Afghan national army soldiers stand guard at a checkpoint in Arghandab district, Kandahar. Photograph: Humayoun Shiab/EPA
Afghan national army soldiers stand guard at a checkpoint in Arghandab district, Kandahar. Photograph: Humayoun Shiab/EPA

Afghanistan: Taliban 'pushed back in Kandahar'

This article is more than 15 years old

Taliban fighters who were occupying villages near the southern Afghan city of Kandahar have been forced to retreat, Afghan defence officials claimed today.

General Mohammad Zahir Azimi, a spokesman for the Afghan defence ministry, said the country's army was now in control of the villages and had killed 56 militants. Earlier, Kandahar's governor said "hundreds" of Taliban were killed or wounded.

Nato gave a more cautious assessment of the situation and did not confirm the death toll. One spokesman said most of the Taliban forces had not fought back.

Officials said the villages were overrun on Monday, three days after Taliban fighters raided Kandahar's main prison and freed around 400 militants.

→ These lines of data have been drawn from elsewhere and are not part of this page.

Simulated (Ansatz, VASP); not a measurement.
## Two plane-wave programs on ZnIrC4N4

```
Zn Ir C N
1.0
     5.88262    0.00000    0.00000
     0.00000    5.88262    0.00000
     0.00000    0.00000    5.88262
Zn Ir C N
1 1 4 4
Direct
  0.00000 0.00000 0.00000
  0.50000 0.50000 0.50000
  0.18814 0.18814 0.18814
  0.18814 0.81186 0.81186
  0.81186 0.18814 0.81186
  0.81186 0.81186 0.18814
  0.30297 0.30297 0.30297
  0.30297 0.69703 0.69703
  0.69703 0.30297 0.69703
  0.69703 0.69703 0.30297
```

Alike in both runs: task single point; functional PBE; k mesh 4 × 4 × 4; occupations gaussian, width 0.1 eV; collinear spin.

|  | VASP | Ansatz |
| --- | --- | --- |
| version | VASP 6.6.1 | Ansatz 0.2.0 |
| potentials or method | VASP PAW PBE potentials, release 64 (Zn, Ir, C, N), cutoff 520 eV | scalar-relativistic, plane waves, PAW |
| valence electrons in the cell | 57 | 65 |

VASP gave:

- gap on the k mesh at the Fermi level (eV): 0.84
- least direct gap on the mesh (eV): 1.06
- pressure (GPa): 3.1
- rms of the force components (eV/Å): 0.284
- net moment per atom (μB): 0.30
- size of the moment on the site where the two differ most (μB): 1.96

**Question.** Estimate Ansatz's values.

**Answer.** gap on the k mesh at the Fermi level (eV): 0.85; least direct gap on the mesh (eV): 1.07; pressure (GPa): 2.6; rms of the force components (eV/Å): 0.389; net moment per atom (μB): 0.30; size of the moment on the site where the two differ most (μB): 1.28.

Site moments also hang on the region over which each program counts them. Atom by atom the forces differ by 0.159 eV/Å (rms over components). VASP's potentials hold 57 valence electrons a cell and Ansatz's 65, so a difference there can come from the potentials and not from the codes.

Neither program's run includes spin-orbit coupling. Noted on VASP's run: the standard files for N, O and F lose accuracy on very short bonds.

Yesterday morning, more than 1,000 Afghan and Canadian Nato forces responded with a major offensive that included air strikes, amid fears the Taliban was regaining power in its former stronghold. Yesterday, Afghan officials said 20 Taliban fighters had been killed.

Azimi said the fleeing militants had planted hundreds of land mines in the area before they left.

Kandahar's governor, Asadullah Khalid, told Reuters that the Taliban had been "cleared totally" from the villages.

"They have suffered hundreds of dead and wounded and many of their casualties are Pakistanis," he said.

A spokesman for Nato, Mark Laity, confirmed that air strikes had taken place but would only say that the mission was progressing "methodically and successfully".

"We don't have a definitive assessment, though casualties were inflicted," he said.

Another Nato spokesman, General Carlos Branco, told the AFP news agency that relatively little fighting had taken place.

"So far our assessment is that if the insurgents are there they have not the numbers and the foothold that they previously claimed and, obviously, they did choose not to fight," he said.

The only confirmed air strike took place when one helicopter fired in self-defence against "positively identified" militants, he added.

He said one civilian was confirmed as having been killed in the fighting, with seven other people injured, among them two Afghan soldiers and three civilians working for Nato troops.

The extent of the initial Taliban influx around Kandahar remains unclear amid a series of conflicting reports.

While locals said fighters had flooded into Arghandab, a district of farmhouses and vineyards north-west of Kandahar city, detonating bridges and planting mines, Nato said yesterday there was "no evidence" the Taliban controlled the area, putting some of the reports down to panic and exaggeration.

Nonetheless, the very public success of the Taliban in freeing its fighters from the jail has placed renewed pressure on Afghanistan's president, Hamid Karzai, to demonstrate that the security situation is improving.

Violence has continued elsewhere in the country, including the death this week of four British soldiers in Helmand province, including the first female casualty in the conflict.